The Declaration in the Ridván Garden

By 1863, Bahá’u’lláh concluded that the time had come to begin acquainting some of those around Him with the mission which had been entrusted to Him in the darkness of the Síyáh-Chál. This decision coincided with a new stage in the campaign of opposition to His work, which had been relentlessly pursued by the Shi‘ih Muslim clergy and representatives of the Persian government. Fearing that the acclaim which Bahá’u’lláh was beginning to enjoy among influential Persian visitors to Iraq would re-ignite popular enthusiasm in Persia, the Shah’s government pressed the Ottoman authorities to remove Him far from the borders and into the interior of the empire. Eventually, the Turkish government acceded to these pressures and invited the exile, as its guest, to make His residence in the capital, Constantinople. Despite the courteous terms in which the message was couched, the intention was clearly to require compliance.[19]

By this time, the devotion of the little company of exiles had come to focus on Bahá’u’lláh’s person as well as on His exposition of the Báb’s teachings. A growing number of them had become convinced that He was speaking not only as the Báb’s advocate, but on behalf of the far greater cause which the latter had declared to be imminent. These beliefs became a certainty in late April 1863 when Bahá’u’lláh, on the eve of His departure for Constantinople, called together individuals among His companions, in a garden to which was later given the name Ridván (“Paradise”), and confided the central fact of His mission. Over the next four years, although no open announcement was considered timely, the hearers gradually shared with trusted friends the news that the Báb’s promises had been fulfilled and that the “Day of God” had dawned.
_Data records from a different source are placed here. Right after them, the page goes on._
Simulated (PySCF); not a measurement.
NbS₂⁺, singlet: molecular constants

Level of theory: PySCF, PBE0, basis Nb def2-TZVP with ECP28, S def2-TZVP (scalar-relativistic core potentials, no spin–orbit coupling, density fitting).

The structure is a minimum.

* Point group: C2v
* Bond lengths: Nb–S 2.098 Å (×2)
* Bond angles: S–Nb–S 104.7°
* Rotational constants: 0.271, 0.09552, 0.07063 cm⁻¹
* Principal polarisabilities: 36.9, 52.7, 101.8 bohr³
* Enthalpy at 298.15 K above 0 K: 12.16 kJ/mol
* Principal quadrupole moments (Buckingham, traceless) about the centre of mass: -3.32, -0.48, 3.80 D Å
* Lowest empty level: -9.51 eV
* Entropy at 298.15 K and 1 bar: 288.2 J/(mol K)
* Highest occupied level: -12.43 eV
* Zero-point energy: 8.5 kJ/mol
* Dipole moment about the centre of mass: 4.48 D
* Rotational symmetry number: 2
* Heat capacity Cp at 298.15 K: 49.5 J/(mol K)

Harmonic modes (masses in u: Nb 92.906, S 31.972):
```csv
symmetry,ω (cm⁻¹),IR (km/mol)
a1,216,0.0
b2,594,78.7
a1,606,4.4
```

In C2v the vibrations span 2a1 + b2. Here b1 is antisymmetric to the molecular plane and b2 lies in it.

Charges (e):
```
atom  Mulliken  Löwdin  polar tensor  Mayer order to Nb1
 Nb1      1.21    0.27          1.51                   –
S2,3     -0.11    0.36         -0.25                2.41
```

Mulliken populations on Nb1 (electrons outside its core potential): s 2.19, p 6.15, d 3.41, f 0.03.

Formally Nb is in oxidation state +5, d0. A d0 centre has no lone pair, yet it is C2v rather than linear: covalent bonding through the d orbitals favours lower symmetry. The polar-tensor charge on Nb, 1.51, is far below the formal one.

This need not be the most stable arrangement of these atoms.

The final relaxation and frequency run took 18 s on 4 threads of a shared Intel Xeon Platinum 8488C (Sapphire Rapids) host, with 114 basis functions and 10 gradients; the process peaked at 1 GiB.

The precise circumstances surrounding this private communication are, in the words of the Bahá’í authority most intimately familiar with the records of the period, “shrouded in an obscurity which future historians will find it difficult to penetrate.”[20] The nature of the declaration may be appreciated in various references which Bahá’u’lláh was to make to His mission in many of His subsequent writings:

The purpose underlying all creation is the revelation of this most sublime, this most holy Day, the Day known as the Day of God, in His Books and Scriptures--the Day which all the Prophets, and the Chosen Ones, and the holy ones, have wished to witness.[21]

...this is the Day in which mankind can behold the Face, and hear the Voice, of the Promised One. The Call of God hath been raised, and the light of His countenance hath been lifted up upon men. It behooveth every man to blot out the trace of every idle word from the tablet of his heart, and to gaze, with an open and unbiased mind, on the signs of His Revelation, the proofs of His Mission, and the tokens of His glory.[22]

As repeatedly emphasized in Bahá’u’lláh’s exposition of the Báb’s message, the primary purpose of God in revealing His will is to effect a transformation in the character of humankind, to develop within those who respond the moral and spiritual qualities that are latent within human nature:

Beautify your tongues, O people, with truthfulness, and adorn your souls with the ornament of honesty. Beware, O people, that ye deal not treacherously with any one. Be ye the trustees of God amongst His creatures, and the emblems of His generosity amidst His people....[23]

Illumine and hallow your hearts; let them not be profaned by the thorns of hate or the thistles of malice. Ye dwell in one world, and have been created through the operation of one Will. Blessed is he who mingleth with all men in a spirit of utmost kindliness and love.[24]